It is fitting that tension in the film comes from an issue of “understanding.” Gondry sometimes chalks it up to his thick French accent.
Gondry chalks it up in other ways as well. Discourse may be driving the narrative, but what we see on screen is a kaleidoscope of images. Gondry uses a colorful neon-bright, hand-drawn, pulsating animation style to show us how he is processing the countless words he is hearing. It’s as if the ideas, rather than Gondry, are holding the chalk.
If you know and appreciate the director’s work in feature films, Is the Man Who Is Tall Happy? serves to illuminate the filmmaker as much as his subject. The idea of ideas is very much at the core of Gondry’s 2006 film The Science of Sleep, with Gael Garcia Bernal as a man who loses sight of the line between daydreams and reality, and the seminal 2004 Eternal Sunshine of the Spotless Mind, which examines the implications of a world where disturbing memories can be erased.
When Gondry says he had to do this film with Chomsky, you believe him.

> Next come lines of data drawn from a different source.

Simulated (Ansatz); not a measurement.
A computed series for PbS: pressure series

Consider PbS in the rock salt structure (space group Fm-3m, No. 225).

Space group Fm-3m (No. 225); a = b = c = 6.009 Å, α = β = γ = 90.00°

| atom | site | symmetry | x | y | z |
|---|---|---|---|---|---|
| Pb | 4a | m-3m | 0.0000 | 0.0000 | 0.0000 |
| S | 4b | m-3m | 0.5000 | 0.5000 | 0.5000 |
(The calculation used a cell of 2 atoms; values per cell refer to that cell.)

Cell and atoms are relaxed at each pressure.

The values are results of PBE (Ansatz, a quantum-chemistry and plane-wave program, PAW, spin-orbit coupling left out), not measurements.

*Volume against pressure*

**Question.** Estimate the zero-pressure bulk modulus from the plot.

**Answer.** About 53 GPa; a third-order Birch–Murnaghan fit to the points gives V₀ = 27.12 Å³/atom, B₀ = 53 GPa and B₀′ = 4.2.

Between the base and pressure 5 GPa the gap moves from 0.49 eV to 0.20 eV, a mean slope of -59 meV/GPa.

In addition to the wide-ranging interviews and the animation, some of Gondry’s observations are written out like chalk on a board as he talks. Even that simple act — the writing of words, the way an idea slowly comes into focus as the words are put down — becomes a recurring theme.
Which brings us to the title: Is the Man Who Is Tall Happy?
Near the end, Chomsky and Gondry get into the specific way in which the structure of language impacts thought — it is what the MIT professor has spent a lifetime exploring. It is mesmerizing to see those seven words structured, then restructured, Chomsky explaining why we choose to place words where, how meaning shifts accordingly.
The film isn’t a very long one but it is a saturated one, so much thinking on screen. In addition to Gondry’s drawings and some photo collages, the director occasionally sketches out a camera and projects footage of Chomsky, as if we will forget this is a film. I don’t know whether the tall man is happy, but I do know that Is the Man Who Is Tall Happy? is intellectually and visually groundbreaking, and most certainly a film.